The Whirling Darvish
By: Kyle Volp, Community Relations Assistant
In a few days my unquenchable thirst for baseball and its traditions will be satiated once more. I’m talking about tailgating. I’m talking about the gleefully endless archives of player and team statistics. I’m talking about sharing a six pack of Millers with my college buddy on opening day, a tradition never missed in five years going so far as to conduct 2010’s meeting via Skype while he was studying in Spain. And, not unlike everyone else who shares my obsession with The Show, I’m excited to see how offseason moves will change the fortunes of certain organizations and this year is chock full of them. Pujols to the Angels. Fielder to the Tigers. The new look Miami Marlins. And perhaps the biggest headliner of them all, Yu Darvish, the 25 year old hurler considered to be Japan’s best pitcher boasting an eight pitch arsenal whom the Rangers paid $51.7 million just to talk to about signing a contract. The amount of money Texas is throwing at this guy is enough to turn a lot of heads his direction but will he pan out the way everybody hopes he will?

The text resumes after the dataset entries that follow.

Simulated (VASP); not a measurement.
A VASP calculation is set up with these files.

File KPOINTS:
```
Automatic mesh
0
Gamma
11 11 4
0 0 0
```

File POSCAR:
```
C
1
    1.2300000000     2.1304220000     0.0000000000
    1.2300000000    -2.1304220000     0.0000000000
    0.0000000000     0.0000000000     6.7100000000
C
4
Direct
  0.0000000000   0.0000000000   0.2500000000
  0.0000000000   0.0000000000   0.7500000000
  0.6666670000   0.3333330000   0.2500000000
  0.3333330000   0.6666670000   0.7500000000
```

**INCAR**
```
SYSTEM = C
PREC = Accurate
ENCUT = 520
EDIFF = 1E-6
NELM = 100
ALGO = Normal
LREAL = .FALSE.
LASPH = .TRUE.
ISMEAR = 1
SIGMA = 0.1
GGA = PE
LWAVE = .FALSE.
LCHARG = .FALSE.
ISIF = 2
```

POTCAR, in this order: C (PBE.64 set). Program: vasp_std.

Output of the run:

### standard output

In three Spring Training starts this year Darvish’s numbers have been decently decent. He has pitched a total of nine innings and posted an ERA of 3.00, a WHIP of 1.44, with 10 K’s, 7 walks and one hit batsmen. He has only given up six hits and three earned runs, one of which to fellow countryman and current Milwaukee Brewer Norichika Aoki. (That last note was completely unimportant and irrelevant I just like plugging my team whenever I get the chance and I’m glad a Japanese player has joined the Boys in Brew). Darvish’s numbers right now don’t scream “dangerous” as they rarely will for any player in Spring Training because, hey it’s Spring Training but his potential for success is what’s really scary due to the eight pitches he isn’t afraid to use at any moment. Sure, most pitchers can throw a variety of pitches but usually narrow it down to three or four they can say are their bread and butter. But eight? That’s at least a half a loaf of bread and a whole stick of butter for Darvish. He’s got a decent fastball at around 94 mph, a mean swing and miss splitter, a slider in the high 80’s complemented by a slower slurve pitch with a higher break point, and isn’t afraid to throw curveballs, changeups, and a ground out cutter in there either. For those keeping track at home I’ve only listed seven pitches. Perhaps his eighth is the elusive gyroball. Who cares, seven is still nuts.
I’ve looked forward to a pitcher’s first start several times in the past. I can’t say I ever watched an entire Nationals game (if they weren’t playing the Brewers) before Stephen Strasburg’s EPIC debut and of course the first time CC pitched for Milwaukee. But I’ve developed a recent fascination with Japanese players in the MLB that makes me really look forward to the Darvish debut. Baseball just seems so different over there. It’s as though the game I love dearly evolved into distinct species who share a common ancestor that emerged somewhere around 1860 AD and I love to see these close relatives meet face to face. I hope it isn’t so different that Yu doesn’t experience the same success he did in Japan, but if that’s the case, maybe they’ll send him all the way down to the Rangers Class A affiliate and my new place of work, the Hickory Crawdads. It’s quite the pipe dream and most definitely won’t happen, but man would I love to see this guy in action.
Kyle starts his first year with the Hickory Crawdads as a community relations assistant after recently graduating from the University of Wisconsin with a double major in Radio, TV, and Film and Psychology. He is a proud born and raised small town Wisconsinite, diehard fan of the Packers, Badgers, and Brewers, and is also an avid film aficionado. In Kyle’s free time, he enjoys cheering on his teams with friends, meeting new people, playing sports, watching movies, growing facial hair, and dominating eating challenges.